Some applications benefit more than others from this type of optimization. Imagine a directory with hundreds of tiny PNG or GIF files used as web page icons, on a busy site. This situation is tailor-made for something like Reiserfs. Likewise, a web site with thousands of HTML files, each just a few kilobytes in size, is an excellent candidate. On the other hand, a disk partition that stores ISO9660 CDROM images, each hundreds of megabytes in size, will see little performance gain from Reiserfs. As with so many other things in the world of computing, the best performance is gained by matching the right tool with the job at hand. (Note that I'm not saying Reiserfs is slower than ext2 on large files — only that there won't be much difference in some cases.)

On top of everything else, Reiserfs is a true journaled filesystem like xfs, ext3, and IBM's JFS. Each of these systems implements the journaling feature in a different way, but the effect is the same: extremely good reliability, and extremely fast recovery after an abrupt shutdown or crash. On my system, I have found that filesystems that took several minutes to check using ext2 take only a second or two under Reiserfs. This difference is typical of any journaled filesystem versus a traditional filesystem.

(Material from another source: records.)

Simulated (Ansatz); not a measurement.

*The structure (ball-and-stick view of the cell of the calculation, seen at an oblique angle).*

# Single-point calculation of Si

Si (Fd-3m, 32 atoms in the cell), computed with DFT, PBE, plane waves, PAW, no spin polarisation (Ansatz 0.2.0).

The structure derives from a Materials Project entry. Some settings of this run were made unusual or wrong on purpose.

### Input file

Installation — Aye, There's the Rub!

For all its benefits, Reiserfs requires a bit of effort to install and configure. It is supplied as a set of kernel patches, which are applied to the kernel source code. After extracting the standard, generic kernel into a directory such as /usr/src/linux, you make that the current directory and run the patch command. If the Reiserfs patch is stored in /usr/local/src/reiserfs-patch.gz (note that the ".gz" means it's gzipped), then you would run a command like this:

zcat /usr/local/src/reiserfs-patch.gz | patch -p1

After that, you can configure the kernel as usual. There will now be a new option in the "filesystems" section that allows you to enable Reiserfs as either a built-in kernel feature or as a loadable module. You have to choose the built-in option if you want to boot the system from a Reiserfs partition.

Once the new kernel is built and tested, you can use the mkreiserfs utility to format partitions as Reiserfs filesystems. As with the regular mke2fs command, this will erase all the data on the partition! (By the way, after you build the kernel you have to go into a subdirectory of the kernel source and separately build the Reiserfs utilities, which include the mkreiserfs command. Instructions for doing this are found on the Reiserfs web site.) Once the desired Reiserfs partitions are formatted, you can use the mount command (with -t reiserfs options) to mount them just as you would with regular ext2 partitions. You can even put Reiserfs filesystems in the /etc/fstab file to have them mount automatically during system initialization.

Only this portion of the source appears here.